New adviser wants ‘positive mojo’
Will refocus, rethink information delivery, Scaramucci says
WASHINGTON — President Donald Trump’s new communications adviser says it’s time to hit the “reset button.”
Appearing on Fox News Sunday, Wall Street financier Anthony Scaramucci pledged to begin “an era of a new good feeling” and said he hopes to “create a more positive mojo.” He also promised to crack down on information leaks and pledged to better focus the message coming from the White House.
To that end, Scaramucci suggested changes to come, noting: “I have in my pocket a radio studio, a television studio, and a movie studio. The entire world has changed; we need to rethink the way we’re delivering our information.”
Trump announced Friday that Scaramucci — a polished television commentator and Harvard Law graduate — would take over the administration’s top messaging job. The appointment came as the president contends with sinking approval ratings and struggles to advance his legislative agenda. The president has also been frustrated with the attention devoted to investigations of allegations of his election campaign’s connections to Russia.
White House Press Secretary Sean Spicer abruptly resigned in protest over Scaramucci’s appointment. He will be replaced by his former deputy Sarah Huckabee Sanders.
The challenges for Scaramucci’s new role were evident in a series of interviews, where he discussed his plans for press strategy, but was beset by questions about the Russia investigation and the president’s Twitter feed.
The president frequently opts to directly speak to the public via Twitter. Scaramucci stressed on Fox that he would “let the president be the president,” adding that he wants to “help aid and abet his agenda.”
On the Russia stories, Scaramucci said on Fox that a “two-pronged approach” was needed, saying that “in some ways we want to de-escalate things and have there be a level of diplomacy. In other ways, we want it to be very hard-hitting and warlike.”
Asked about the president’s tweets about the investigation on CBS’ Face the Nation, Scaramucci said “if he thinks it’s helpful to him, let him do it.”
He also said on CNN’s State of the Union that “we’re going to defend him very, very aggressively when there’s nonsensical stuff being said about him. And he will probably dial back some of those tweets.”
Scaramucci also said on CNN that an unnamed person told him that “if the Russians actually hacked this situation and spilled out those e-mails, you would have never seen it.”
He then said he was quoting the president, adding that “he basically said to me, hey, you know, this is — maybe they did it. Maybe they didn’t do it.”
U.S. intelligence agencies have accused the Russian government of meddling through hacking in last year’s election to benefit Trump and harm Clinton, and authorities are exploring potential coordination between Moscow and the Trump campaign.

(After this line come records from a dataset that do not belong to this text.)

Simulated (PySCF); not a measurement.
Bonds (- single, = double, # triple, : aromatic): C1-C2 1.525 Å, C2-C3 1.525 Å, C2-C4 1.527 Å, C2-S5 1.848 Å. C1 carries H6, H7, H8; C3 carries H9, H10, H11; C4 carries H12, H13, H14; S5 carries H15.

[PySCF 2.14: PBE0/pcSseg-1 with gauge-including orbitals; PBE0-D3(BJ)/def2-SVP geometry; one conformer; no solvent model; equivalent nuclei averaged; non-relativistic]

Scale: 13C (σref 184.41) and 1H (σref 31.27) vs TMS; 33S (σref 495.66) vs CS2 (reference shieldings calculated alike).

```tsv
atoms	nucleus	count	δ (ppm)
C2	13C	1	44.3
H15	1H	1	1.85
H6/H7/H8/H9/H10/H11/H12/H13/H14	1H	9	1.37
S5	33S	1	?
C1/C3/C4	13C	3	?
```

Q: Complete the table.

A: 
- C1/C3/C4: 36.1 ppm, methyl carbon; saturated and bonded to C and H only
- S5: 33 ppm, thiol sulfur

On CNN, Scaramucci called Sanders “phenomenal” and also said he “loved the hair and makeup person that we had on Friday. So, I would like to continue to use the hair and makeup person.”
He later took to Twitter to stress that he was referring to his own hair and makeup, adding “I need all the help I can get! #humor”
On Saturday, Scaramucci said he was deleting old tweets. Some of the tweets were at odds with Trump’s views, including one that praised Hillary Clinton’s competence. Trump defeated Clinton for president last year and continues to criticize her, including in several tweets Saturday.
Scaramucci said on Fox that the old tweets were “a total distraction.” He added: “When I made the decision to take this job, my politics and my political ideas do not matter at all. What matters is that I am supporting — subordinating all of that to the president’s agenda.”
Among the missives that disappeared Saturday were a post referring to Trump’s campaign as a “spectacle,” another in 2012 imploring Democrat Hillary Clinton to run for president and a tweet calling Trump ally Newt Gingrich, the former House speaker, an “odd guy.”
Also deleted was a post saying he found the number of people who still believe climate change is a hoax “disheartening,” as well as a tweet arguing “walls don’t work” as immigration tools.
Scaramucci, 53, also deleted a tweet voicing support for “strong gun control laws” that had drawn the ire of a spokesman for the National Rifle Association, which offered the president a key endorsement during the campaign.
Conservative commentator Dana Loesch, in a post that has been deleted, said she found it “concerning” that Scaramucci “has a contrary position” on Second Amendment rights from the president. “You’re talking about someone responsible for presenting President’s message to public,” she said in a second post that remains on the social media network.
Scaramucci said on Fox on Sunday that he’s “pro-Second Amendment” and that his father was a hunter. “What I was worried about in 2012, in urban centers, if you don’t have a little level of gun control, it could lead to more violence,” he said.